The Last Bailout Battle

The battle over the savings and loan bailout will now move to a conference committee appointed to iron out differences between the House and Senate versions, an operation that will give new hope to those who wish to weaken the regulations.

As matters now stand, both the House and the Senate have accepted the basic formula proposed by President Bush to require increased cash capitalization for the industry. That is the most important element of the bailout and the strong support in both houses would seem an assurance that any further efforts to weaken those requirements will be defeated.

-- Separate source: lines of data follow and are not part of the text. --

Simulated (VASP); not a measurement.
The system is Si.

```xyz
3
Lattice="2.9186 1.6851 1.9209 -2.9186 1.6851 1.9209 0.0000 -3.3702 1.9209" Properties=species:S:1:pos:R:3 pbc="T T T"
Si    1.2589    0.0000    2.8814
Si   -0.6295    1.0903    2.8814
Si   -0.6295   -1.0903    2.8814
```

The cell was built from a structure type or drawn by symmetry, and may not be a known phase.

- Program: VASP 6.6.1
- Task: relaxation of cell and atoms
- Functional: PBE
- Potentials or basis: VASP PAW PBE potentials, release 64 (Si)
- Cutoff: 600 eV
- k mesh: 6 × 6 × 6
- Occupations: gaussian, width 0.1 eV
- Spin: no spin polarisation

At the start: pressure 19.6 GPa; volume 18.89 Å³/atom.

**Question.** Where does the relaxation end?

There will be a sharp fight, however, over funding the bailout. The President is mounting a major political effort to sustain his own more expensive formula, which is included in the Senate version, to hide the cost by issuing special federal bonds that will cost taxpayers millions, perhaps billions, of additional dollars. Treasury Secretary Nicholas Brady has made a crusade of the strategy, presumably out of embarrassment that the bailout is an enormous addition to the deficit that Bush is trying to cut without raising taxes.

House members wisely rejected this strategy and adopted a more honest a straightforward plan, keeping the awesome cost of the bailout on budget so that it can be financed with less-costly Treasury bonds. That would breach the deficit limits set by Gramm-Rudman-Hollings, so the House has voted a waiver that will require support of at least 60 of the 100 members of the Senate. The President claims support of some 42 senators, enough to kill the proposal. Perhaps he will accept a more reasonable position in the days ahead as the real meaning of his proposal, translated into the added burden for taxpayers, becomes clearer.

Some savings and loan companies also will try to kill a provision in the House version requiring a modest allocation of Federal Home Loan Bank funds to subsidize low-interest loans to help low- and moderate-income persons obtain housing. It is a particularly welcome provision with more and more Americans being denied access ownership by rampant real estate price inflation.

There also will be a battle to restore the special- interest provisions for a few companies that were stripped from the House bill but are part of the Senate version. Concern about restoring public confidence in Congress, which motivated the House action, may yet encourage the conferees to cleanse the bill of these special elements.

Most of California's congressional delegation resisted efforts to weaken the new capital requirements. All 27 Democrats and 10 of the 18 Republicans supported the President. The eight Republicans who voted against the President and in favor of softening the capital requirements were William Dannemeyer of Fullerton; Robert Dornan of Garden Grove; David Dreier of La Verne; Bill Lowery of San Diego; Al McCandless of Bermuda Dunes; Carlos Moorehead of Glendale; Ron Packard of Carlsbad, and Norm Shumway of Stockton.

In any form, the bailout will be painful for taxpayers, who will pay most of a total cost of close to $300 billion over 10 years. Unfortunately, there is no reasonable alternative, given the federal commitment to protect depositors. But the bailout must serve as a reminder that the collapse was no accident. It resulted from the failure of Congress and federal regulators to control the situation, and from mismanagement, much of it laced with larceny, on the part of irresponsible thrift executives. The best that can be done now is to adopt rules to minimize the risk of a repeat, and to keep the cost as low as possible.